Advantages of Ion Beam Sputtering for Laser Optics in Material Processing

Particularly in the field of laser material processing, optics manufacturers are confronted with requirements that place heavy demands on their systems and production teams. The IBS process offers important parameters that make it possible to achieve values that cannot otherwise be achieved with classic coating methods.

Reliable Laser Optics

for most diverse laser types

Lasers are conquering more and more areas of life, and the technical requirements are continuing to increase. Just a few years ago, experts would have declared laser energies in the megajoule range and industrial material processing in the femtosecond region to be science fiction. Today, optics manufacturers must be prepared to deliver reliable quality for such applications in large quantities.

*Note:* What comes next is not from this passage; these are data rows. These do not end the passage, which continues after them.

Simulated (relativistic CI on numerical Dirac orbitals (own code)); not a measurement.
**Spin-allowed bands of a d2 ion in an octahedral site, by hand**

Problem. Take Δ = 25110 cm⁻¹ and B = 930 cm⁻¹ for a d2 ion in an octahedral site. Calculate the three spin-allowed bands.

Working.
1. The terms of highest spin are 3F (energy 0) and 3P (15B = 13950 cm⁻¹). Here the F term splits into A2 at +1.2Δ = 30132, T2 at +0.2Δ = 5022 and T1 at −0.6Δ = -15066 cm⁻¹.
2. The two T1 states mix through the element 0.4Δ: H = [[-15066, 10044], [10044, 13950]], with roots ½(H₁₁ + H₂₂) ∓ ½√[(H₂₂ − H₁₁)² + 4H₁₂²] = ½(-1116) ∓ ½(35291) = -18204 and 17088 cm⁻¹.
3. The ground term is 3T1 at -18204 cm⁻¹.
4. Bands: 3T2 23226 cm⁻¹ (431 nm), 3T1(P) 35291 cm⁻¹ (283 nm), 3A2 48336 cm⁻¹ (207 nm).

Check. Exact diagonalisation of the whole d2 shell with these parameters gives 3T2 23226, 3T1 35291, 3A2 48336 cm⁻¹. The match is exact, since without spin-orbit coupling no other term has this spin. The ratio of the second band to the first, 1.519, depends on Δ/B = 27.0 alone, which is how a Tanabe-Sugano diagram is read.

Furthermore, the technical requirements often differ greatly depending on the area of application. For example, scientific petawatt systems and ultrashort industrial pulse lasers demand particularly high laser damage thresholds – sometimes on substrates with diameters of 20 centimeters or more. For cw lasers, such as those used for cutting and welding, the challenge is to achieve the lowest possible absorption to prevent the system from heating up and the quality from suffering.

Even the wavelength ranges at which the laser sources emit are becoming more and more diverse. They now cover almost the entire spectrum. In microchip production, for example, particularly short-wave UV light is used, which places completely different demands on optics than wavelengths in the visible and infrared range. Another complicating factor for optics manufacturers is that customer demands are increasing at the same rate. Whereas there used to be a certain margin for tolerance, systems are now so maxed out that their manufacturers attach great importance to exact compliance with all specifications.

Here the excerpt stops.